The Centre for European Reform, a think-tank, said in a recent report that the UK economy in 2022 was 5.5% smaller than it would have been had the country remained in the EU.

A recent survey by business group the British Chamber of Commerce found that 77% of businesses in the UK said Brexit had not helped their companies grow despite promises to the contrary.

According to the survey, which was carried out among 1,168 medium and small companies, more than half (56%) of the firms face difficulties adapting to the new rules for the trade of goods and almost half (45%) have problems dealing with the new rules for trade in services.

A similar number of companies (44%) have difficulties obtaining visas for staff, according to the BCC.


Tim Bale, professor of politics at Queen Mary, University of London, told Efe that it was hard to come by an economist who believes Brexit has been a “bonus” for the country.

“Growth is lower than it should be, and so, therefore, are tax revenues – which means the UK’s public services are crumbling further and faster than even pessimists predicted.”

He added: “Brexit polarized the country and, although some of that polarization is beginning to fade, it’s still a big factor in which party and which policies people support.”

Kevin Featherstone, professor in European Politics at the London School of Economics, also alluded to the divisive nature of Brexit.
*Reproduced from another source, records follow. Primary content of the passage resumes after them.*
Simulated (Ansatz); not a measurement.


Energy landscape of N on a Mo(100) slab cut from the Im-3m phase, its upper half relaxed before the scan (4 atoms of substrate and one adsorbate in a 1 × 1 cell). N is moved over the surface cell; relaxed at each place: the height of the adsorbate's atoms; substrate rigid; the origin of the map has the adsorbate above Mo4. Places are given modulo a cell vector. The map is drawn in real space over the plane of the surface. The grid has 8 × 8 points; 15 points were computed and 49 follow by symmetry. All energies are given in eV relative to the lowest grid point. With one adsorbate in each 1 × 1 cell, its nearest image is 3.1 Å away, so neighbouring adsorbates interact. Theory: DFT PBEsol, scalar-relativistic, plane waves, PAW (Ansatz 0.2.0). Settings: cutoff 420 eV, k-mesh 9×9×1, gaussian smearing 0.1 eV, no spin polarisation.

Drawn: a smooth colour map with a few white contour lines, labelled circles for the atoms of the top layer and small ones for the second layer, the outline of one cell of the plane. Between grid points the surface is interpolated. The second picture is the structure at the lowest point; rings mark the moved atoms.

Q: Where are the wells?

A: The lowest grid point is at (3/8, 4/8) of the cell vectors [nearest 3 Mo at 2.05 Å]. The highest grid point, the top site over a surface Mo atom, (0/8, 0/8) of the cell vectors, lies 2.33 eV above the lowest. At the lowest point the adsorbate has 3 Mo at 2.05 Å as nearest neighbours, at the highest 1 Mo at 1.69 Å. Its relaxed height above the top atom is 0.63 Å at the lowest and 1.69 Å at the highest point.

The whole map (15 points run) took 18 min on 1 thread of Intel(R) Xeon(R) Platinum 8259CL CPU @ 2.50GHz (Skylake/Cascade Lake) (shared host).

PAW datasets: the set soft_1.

“Brexit created an unprecedented split in political identities that cut across traditional party loyalties,” he told Efe, adding that the idea of rejoining the EU was “off the domestic political agenda for at least 10 years.”

The opposition Labour Party, which is leading polls ahead of the next general election, set to take place no later than January 2025, has for now dismissed the idea of rejoining the EU, the single market and the customs union.